The phone is a hyper threaded, 32nm Intel Medfield mobile processor that runs the Android 2.x operating system and is poised to compete with the current dual core ARM powered smart phones.  A dual core version of the mobile SoC is also planned in the future.  When questioned if the rumored quad core ARM smart phones would pose a problem for Intel's planned single and dual core phones, David responded that the number of cores is only one aspect of performance, and is a measurement "much like megahertz was in the '90s" and hinted not to count Intel's processors out even when competing against quad core ARM processors.

The tablet did not recieve as much attention as the concept phone; however, we do know that it is capable of running Android Honeycomb, is 7", and will be powered by a very similar 32nm Medfield chip.

projectedpower.png

Intel projects that by 2015, not only will they have passed 14nm manufacturing nodes (which are planned for 2014) but the SoCs will have 10 times the graphics and computational power as their chips released this year.

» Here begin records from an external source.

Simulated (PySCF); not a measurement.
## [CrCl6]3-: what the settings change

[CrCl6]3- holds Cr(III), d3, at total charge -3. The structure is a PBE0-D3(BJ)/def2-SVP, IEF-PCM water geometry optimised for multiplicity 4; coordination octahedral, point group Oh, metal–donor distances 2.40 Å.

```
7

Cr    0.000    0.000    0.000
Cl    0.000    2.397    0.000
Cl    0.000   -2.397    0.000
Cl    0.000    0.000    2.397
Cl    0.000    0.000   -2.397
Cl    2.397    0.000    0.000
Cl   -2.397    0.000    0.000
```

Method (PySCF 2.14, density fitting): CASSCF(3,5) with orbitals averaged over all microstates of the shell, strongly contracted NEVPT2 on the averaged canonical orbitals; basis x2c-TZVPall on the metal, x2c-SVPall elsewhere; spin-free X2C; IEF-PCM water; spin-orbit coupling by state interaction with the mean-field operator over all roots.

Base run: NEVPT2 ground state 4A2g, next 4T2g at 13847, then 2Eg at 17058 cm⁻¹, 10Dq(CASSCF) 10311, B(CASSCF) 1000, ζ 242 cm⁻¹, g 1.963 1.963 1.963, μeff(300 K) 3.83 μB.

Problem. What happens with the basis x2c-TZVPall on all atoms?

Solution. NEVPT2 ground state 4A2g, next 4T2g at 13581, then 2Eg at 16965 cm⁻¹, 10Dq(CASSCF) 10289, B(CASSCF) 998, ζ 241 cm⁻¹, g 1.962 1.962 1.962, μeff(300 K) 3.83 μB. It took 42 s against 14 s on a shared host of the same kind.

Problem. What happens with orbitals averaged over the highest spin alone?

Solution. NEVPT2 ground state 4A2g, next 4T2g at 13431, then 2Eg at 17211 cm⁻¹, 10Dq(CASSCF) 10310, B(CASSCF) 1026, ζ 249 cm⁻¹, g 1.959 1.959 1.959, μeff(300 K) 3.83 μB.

From the keynotes at this year's meeting, Intel is both enthusiastic and confident in their ability to finally dive into the mobile market in force and become a heavywieght competitior to ARM.  Their plans to bring the x86 instruction set and power sipping chips to the handset and netbook markets is a bold move, but if their projections hold true may result in a massive market share increase and further innovation in an even more competitive mobile market.